Toca Blocks offers kids a creative world with no scores, no fail states, and no end-game. It’s just all about creativity and, well, play.

You can drag blocks from the bottom (or side) of the screen and drop and move them around the world. You can also use a pencil tool to cover larger areas quickly or select a cute flying creature to gobble them away.

But the real magic happens when you combine different blocks. Drop a green block on top of a yellow and you’ve made a sticky, cake-like purple one instead. Red and green will transform into a rock, which looks robust but is liable to collapse underfoot. And the warping black blocks, made by combining a yellow and a sandy block, are great for creating fast-travel paths. Mess around, and pretty soon you’ll have a building, a cave, or a stairway to the stars, complete with items like lightbulbs, propellers, trees, and talking eggplants (yep, that’s right) — all also created from different block combinations.

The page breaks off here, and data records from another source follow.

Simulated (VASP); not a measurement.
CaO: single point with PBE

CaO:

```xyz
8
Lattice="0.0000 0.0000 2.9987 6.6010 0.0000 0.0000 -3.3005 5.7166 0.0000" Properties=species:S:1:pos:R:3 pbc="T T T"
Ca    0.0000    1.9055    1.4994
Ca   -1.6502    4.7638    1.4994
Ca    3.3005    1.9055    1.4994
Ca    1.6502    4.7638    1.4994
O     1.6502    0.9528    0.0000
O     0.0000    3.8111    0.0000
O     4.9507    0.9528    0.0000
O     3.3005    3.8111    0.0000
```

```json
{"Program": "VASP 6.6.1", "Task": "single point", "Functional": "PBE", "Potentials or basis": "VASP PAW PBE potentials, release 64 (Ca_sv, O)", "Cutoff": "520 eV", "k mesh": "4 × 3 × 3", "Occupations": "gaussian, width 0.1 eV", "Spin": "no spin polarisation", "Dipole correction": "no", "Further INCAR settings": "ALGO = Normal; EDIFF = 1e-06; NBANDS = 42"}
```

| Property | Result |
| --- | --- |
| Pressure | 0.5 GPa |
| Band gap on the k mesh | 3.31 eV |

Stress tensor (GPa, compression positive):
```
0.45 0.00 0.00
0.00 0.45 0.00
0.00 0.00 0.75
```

Toca Blocks includes three controllable characters that kids can move around their newly constructed worlds. One’s great at climbing (and hanging around), one will happily smash their way across the screen, and the third is a wannabee bird that can’t quite fly. All three speak the same non-language that typifies Toca Boca’s apps. It’s a deliberate tactic to let kids fill in the spaces that, as adults, we’d otherwise like to fill ourselves, and it allows Toca Boca fans across 215 different countries equal access to the experience.

This little guy likes to climb. It's probably the cape that does it.

Above: This little guy likes to climb. It’s probably the cape that does it.

Image Credit: Toca Boca

Lessons learned

Toca Blocks is a very simple, clean experience, and it also allows kids the freedom to experiment and create, telling their own stories with the resources at their fingertips. Jeffery explained that creating a really tactical experience was a key part of the the design process, inspired by real-world block play but not simply aping it.

“When building Toca Blocks it was the tactile materials of the real world we were trying to keep in context,” said Jeffery. “Often, digital construction-play experiences, while rich and interesting, miss the tactility of physical experiences kids know from real-life interactions with these objects.”

And the team found that playing Toca Blocks actually inspired kids to keep on creating outside the game, drawing pictures and playing with blocks and beads. “Just as the play experiences of kids really inspired us to build the app, it was amazing to see the app in turn sparked the kids’ creativity,” said Jeffery.

Toca Boca’s attention to detail is clear in Toca Blocks; everything works as it should, and items are easy to select and use. Experience drawn from 29 previous apps has helped with that clarity of vision.

The team spent a lot of time building the chomping eraser tool, for example, knowing that kids love to clean and delete their work. And they implemented a highly visible scroll wheel at the base of the screen — it’s something that adults don’t tend to need but kids do, says Jeffery.

Yes, Toca Blocks has toilets (and something that looks like poo).

Above: Yes, Toca Blocks has toilets (and poo).

Image Credit: Toca Boca

Building a digital world

Toca Blocks takes its inspiration from pure physical play more than digital world-builders, says Jeffery. While he acknowledges the popularity of games like Terraria and Minecraft among a young audience, he explains that Toca Blocks is created from the ground-up for its target age group. And while it’s really designed for ages five and up, younger children can still have a lot of fun with it, even if they don’t fully appreciate the nuances of manipulating and combining blocks.

“Minecraft and Terraria are great games of course, but we were more inspired by our audience’s interaction with block-building,” said Jeffery. “What was interesting with those games was the fact that kids engage with them even though they were not originally designed for kids. We wanted to create something designed genuinely for the age group and find a way to make it distinctly a Toca Boca version of world-building.”

Worlds can get pretty big.

Above: Worlds can get pretty big.

Image Credit: Toca Boca

Interestingly, my daughter has previously played Terraria on mobile, but she found the building process finicky and frustrating. She didn’t have those same problems with Toca Blocks, and she spent a good couple of hours dragging, drawing, and building without any real complaints. The only thing she found frustrating was the speed (or lack of speed) with which the three characters moved around the world. She said that she’d love to be able to pick them up and drop them in a certain area, but that’s just not possible.

We’ve both messed around on Toca Blocks this week and found it pretty entertaining, even though neither of us are the real target age group. Younger kids will find a lot to love about Toca Blocks, especially if Toca Boca adds to the experience as Jeffery hints at. “The possibilities with Toca Blocks are [already] endless,” he said. “With that being said, we are excited to see how we can continue to update and add to this app.”

One great addition would be the chance to share world creations and visit other players’ creations. It’s not something that’s on the cards right now, but Jeffery didn’t rule it out entirely. “While we haven’t done anything on that scale before,” he said, “it is definitely something we’ve looked at and are continuing to explore as it would give depth to this experience.”